The height of the water depth is h = 14 + 6 · sin (π · t/6 + π/2), where t is in hours, and the height of the Ferris wheel is h = 21 + 19 · sin (π · t/20 - π/2), where t is in seconds. Please see the image to see the figures.
How to derive equations for periodical changes in time
According to the two cases described in the statement, we have clear example of sinusoidal model for the height as a function of time. In this case, we can make use of the following equation:
h = a + A · sin (2π · t/T + B) (1)
Where:
- a - Initial position, in meters.
- A - Amplitude, in meters.
- t - Time, in hours or seconds.
- T - Period, in hours or seconds.
- B - Phase, in radians.
Now we proceed to derive the equations for each case:
Water depth (u = 20 m, l = 8 m, a = 14 m, T = 12 h):
A = (20 m - 8 m)/2
A = 6 m
a = 14 m
Phase
20 = 14 + 6 · sin B
6 = 6 · sin B
sin B = 1
B = π/2
h = 14 + 6 · sin (π · t/6 + π/2), where t is in hours.

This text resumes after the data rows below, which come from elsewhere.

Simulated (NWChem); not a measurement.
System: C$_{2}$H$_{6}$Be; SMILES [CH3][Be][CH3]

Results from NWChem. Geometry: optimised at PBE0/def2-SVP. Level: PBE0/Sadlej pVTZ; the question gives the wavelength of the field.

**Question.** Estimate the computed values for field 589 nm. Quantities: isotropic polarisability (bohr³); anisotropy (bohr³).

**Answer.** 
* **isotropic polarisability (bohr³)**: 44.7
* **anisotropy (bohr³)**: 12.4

Ferris wheel (u = 40 m, l = 2 m, a = 21 m, T = 40 s):
A = (40 m - 2 m)/2
A = 19 m
a = 21 m
Phase
2 = 21 + 19 · sin B
- 19 = 19 · sin B
sin B = - 1
B = - π/2
h = 21 + 19 · sin (π · t/20 - π/2), where t is in seconds.
Lastly, we proceed to graph each case in the figures attached below.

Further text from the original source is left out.